Tuesday, 18 January 2022

Normal People: the TV version

 

Having watched all six hours or so of the TV series, I feel qualified to judge Normal People. Since Ms Rooney is credited as co-author of the TV version, I can assume she is responsible for the considerable amplification and clarification from the original book.

To save you, reader, the trouble of seeing all the episodes, I can summarise the plot straightaway: boy meets girl, and after a few tribulations, they live happily ever after. There are a few variations on that theme, but essentially, this is Jane Austen for the 21st century. Connell appears to be stand-offish, but after a few errors in etiquette (inviting the wrong girl to the School Prom) he gets it right in the end, by threatening fisticuffs at the evil man (Marianne’s brother).

Marianne, the heroine, suffers abuse at home, and so can only relate to males who dominate and hurt her. She falls for Connell, who despite being the most popular boy in the school, and then a wildly popular student at Trinity College Dublin, and despite being admired for his creative writing,  is incapable of revealing his feelings and becomes deeply depressed. There is not the slightest justification for this depression. I am told this can happen in real life, but in fiction, as a reader you expect a justification for the actions of the main characters, and I spent much of the series shouting at Connell to wake up out of his torpor and to save Marianne from her horrific family. Perhaps that the plot device – so we can all shout at the screen. Marianne is much more simple: once Mr Right comes along and stands up to her abusive brother, she is saved, and it seems she can abandon all the S/M she was engaged with earlier. 

Except, of course, that this is the 21st century and women are no longer saved; Connell wins a scholarship on a creative writing course in New York, and Marianne stays in Dublin. We feel, however, that the couple will remain in love and will be reunited, even if physically apart. After all, they spent six hours in each other’s company during the TV series.

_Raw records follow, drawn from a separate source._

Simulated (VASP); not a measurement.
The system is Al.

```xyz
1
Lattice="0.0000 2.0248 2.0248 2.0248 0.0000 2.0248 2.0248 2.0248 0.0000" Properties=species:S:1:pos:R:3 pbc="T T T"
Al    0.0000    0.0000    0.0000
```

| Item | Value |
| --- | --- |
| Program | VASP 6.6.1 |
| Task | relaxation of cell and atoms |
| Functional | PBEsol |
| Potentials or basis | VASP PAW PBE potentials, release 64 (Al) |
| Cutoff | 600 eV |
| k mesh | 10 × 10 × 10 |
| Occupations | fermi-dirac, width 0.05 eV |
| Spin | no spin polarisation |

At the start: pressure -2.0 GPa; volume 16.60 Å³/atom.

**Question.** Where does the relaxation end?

 All that remains is to note the other fashionable references. Connell discovers his future by becoming a writer. In the book we hear nothing about his writing; in the TV show, Marianne says something about him revealing himself. Clearly this is confessional creative writing, although despite getting great praise for his writing, Connell still has to be rewarded by an educational body that grants him a scholarship for him to feel validated. This is not creative writing to make money, it should be clear; this is revealing your innermost thoughts, the kind of thing we stop doing after we are fourteen.